This was published 5 years ago
Boy who stole chocolate bars held in watchhouse for three weeks
By Lydia Lynch
The mother of a teenage boy who spent three weeks in a Queensland watchhouse for “stealing chocolate bars and deodorant” has begged the Premier to move juveniles from maximum security facilities.
But Annastacia Palaszczuk said she had nowhere to move them, so children as young as 10 would remain in the watchhouses.
According to the state's Public Guardian, there were children in watchhouses "who haven’t accessed any real outdoor air for two weeks or more, and who have little or no access to education".
The mother, whose name cannot be used for legal reasons, told Brisbane Times her 14-year-old son was withdrawn and despondent after spending almost a month locked inside a police watchhouse.
“He wouldn’t talk to me about what it was like in the watchhouse, he was too traumatised,” she told Brisbane Times.
“All he did was steal some chocolate bars and deodorant from the 7-Eleven and he was locked up like a hardened criminal.
“Of course it makes me angry. The government says they are coming in and supporting our children, that is bullshit.”
Ms Palaszczuk said she did not want to see children locked up in watchhouses and had promised to build a 32-bed youth detention centre at Wacol and create 16 more beds at the existing Brisbane Youth Detention Centre.
But on Wednesday, Ms Palaszczuk could not give a time frame, or even a target, for when children would be moved to safer accommodation.
“I would like to let them out if they were going to secure places, we do not have those secure places available,” she said.
“I don’t have the facilities.”
Opposition Leader Deb Frecklington said young offenders would be moved out of watchhouses within 72 hours and placed in “appropriate accommodation” under a proposal her party would put before the Parliament this week.
“Right now kids are being held for up to 40 days in watchhouses across the state,” she said.
“Juveniles must be held accountable for their crimes, but they belong in dedicated facilities instead of maximum-security police watchhouses designed for adults only.
“If Annastacia Palaszczuk has a decent bone in her body she would back our plans.”
Ms Frecklington said construction on demountable houses at the youth detention centre needed to begin immediately.
But Ms Palaszczuk said temporary accommodation did not meet youth justice design standards and would increase the risk of escape, injury and suicide.
“I will not under any circumstances put these young people in irresponsible temporary accommodation where a young person could commit suicide,” she said.
On Wednesday, there were 75 children in watchhouses across the state.
The catalyst for what lawyers say is a “human rights crisis” was Labor’s decision to move 17-year-olds out of adult prisons and into youth detention centres.

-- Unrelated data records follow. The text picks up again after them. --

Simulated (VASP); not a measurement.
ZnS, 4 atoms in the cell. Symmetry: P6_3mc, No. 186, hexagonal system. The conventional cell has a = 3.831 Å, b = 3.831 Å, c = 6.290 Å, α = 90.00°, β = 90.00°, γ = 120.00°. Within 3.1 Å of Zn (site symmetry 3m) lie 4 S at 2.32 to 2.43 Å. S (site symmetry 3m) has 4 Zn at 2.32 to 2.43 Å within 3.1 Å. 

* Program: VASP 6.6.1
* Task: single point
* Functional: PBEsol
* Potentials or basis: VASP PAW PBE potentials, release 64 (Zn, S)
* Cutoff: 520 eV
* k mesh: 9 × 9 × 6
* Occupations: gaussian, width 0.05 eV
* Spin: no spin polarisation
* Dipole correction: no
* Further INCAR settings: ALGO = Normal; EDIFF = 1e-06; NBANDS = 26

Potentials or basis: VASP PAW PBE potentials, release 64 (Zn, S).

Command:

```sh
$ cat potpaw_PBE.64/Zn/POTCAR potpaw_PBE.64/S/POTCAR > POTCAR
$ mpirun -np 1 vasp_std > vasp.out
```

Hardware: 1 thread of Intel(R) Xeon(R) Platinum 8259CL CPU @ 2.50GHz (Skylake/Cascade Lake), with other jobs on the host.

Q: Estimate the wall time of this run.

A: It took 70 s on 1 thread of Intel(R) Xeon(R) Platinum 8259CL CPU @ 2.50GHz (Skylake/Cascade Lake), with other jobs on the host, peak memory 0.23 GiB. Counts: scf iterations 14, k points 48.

But they did not plan for the influx of 17-year-olds into the youth facilities, which has meant children as young as 10 are being housed in maximum security watchhouses.
Internal briefing by the Youth Justice Department in 2015 warned even without the shift of 17-year-olds from adult to juvenile facilities, "there was a forecast need for an additional 20 beds by 2020 and for 50 beds every seven years after that".